Munich

Siegfried Anzinger

The love/hate relationship to one’s country and the specifically Viennese pleasure in the “beautiful death” and in the macabre, present in the work of such Austrian artists as Christian Ludwig Attersee, Günter Brus, Hermann Nitsch, and Arnulf Rainer, are barely a factor in that of Siegfried Anzinger. Even the psychologizing painting of Gustav Klimt, Oskar Kokoschka, Egon Schiele, or Arnold Schönberg leaves hardly any traces. Anzinger circles his own identity not so much in a return to the cultural source of his background as in a debate with a broad sweep of work, from Giotto up to and including Francesco Clemente. Rather than simply quoting that work, he transforms it in accordance with his own intentions; what those intentions might be Anzinger investigates in painting cycles, frequently changing his style to produce new perspectives. Through these stylistic breaks within a certain thematic and iconographic continuity, and through the expression of various moods and aims within one cycle of work, Anzinger repeatedly risks his artistic identity (though not so radically as Walter Dahn or Jiří Georg Dokoupil).

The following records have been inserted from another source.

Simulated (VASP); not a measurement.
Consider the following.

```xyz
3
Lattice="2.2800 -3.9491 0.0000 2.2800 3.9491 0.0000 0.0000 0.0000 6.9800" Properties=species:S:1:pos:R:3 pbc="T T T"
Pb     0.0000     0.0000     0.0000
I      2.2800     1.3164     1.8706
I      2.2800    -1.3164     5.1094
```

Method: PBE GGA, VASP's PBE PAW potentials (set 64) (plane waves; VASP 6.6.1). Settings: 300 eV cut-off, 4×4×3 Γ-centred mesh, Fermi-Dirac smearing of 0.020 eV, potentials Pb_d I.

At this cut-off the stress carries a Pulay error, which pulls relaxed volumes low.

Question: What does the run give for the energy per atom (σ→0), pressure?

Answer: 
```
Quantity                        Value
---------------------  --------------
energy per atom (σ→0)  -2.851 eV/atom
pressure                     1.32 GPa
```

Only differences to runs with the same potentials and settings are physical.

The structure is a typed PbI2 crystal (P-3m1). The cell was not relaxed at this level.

The most recent cycle consists of 24 works, about a third of which were shown here. Painted in oil (the first time for Anzinger), they show the artist testing an agitated, thickly painted surface, and the visionary attitude to the human face of Schönberg’s painting or Kokoschka’s Pietà, 1908–09. The motif of the head, which has appeared before in Anzinger’s work, hurries through; as if under an ecstatic compulsion toward expression, it often metamorphoses into the most various forms. Goblinlike, demonized, or as a mask, it pops up in richly differentiated color space, caught by the flowing disintegration of its contour. Other heads seem to incorporate the dirty paint on the palette. The strength of these works, then, is their strong psychophysical intensity.

In his treatment of paint Anzinger experiments with the entire range from a spontaneous approach to the arduous balancing of calculation and intuition. But he always remains within the traditional concept of painting. Unlike Dokoupil, Anzinger does not attempt to burst the framework, but continues to explore the remaining ground.

Ingrid Rein

Translated from the German by Martha Humphreys.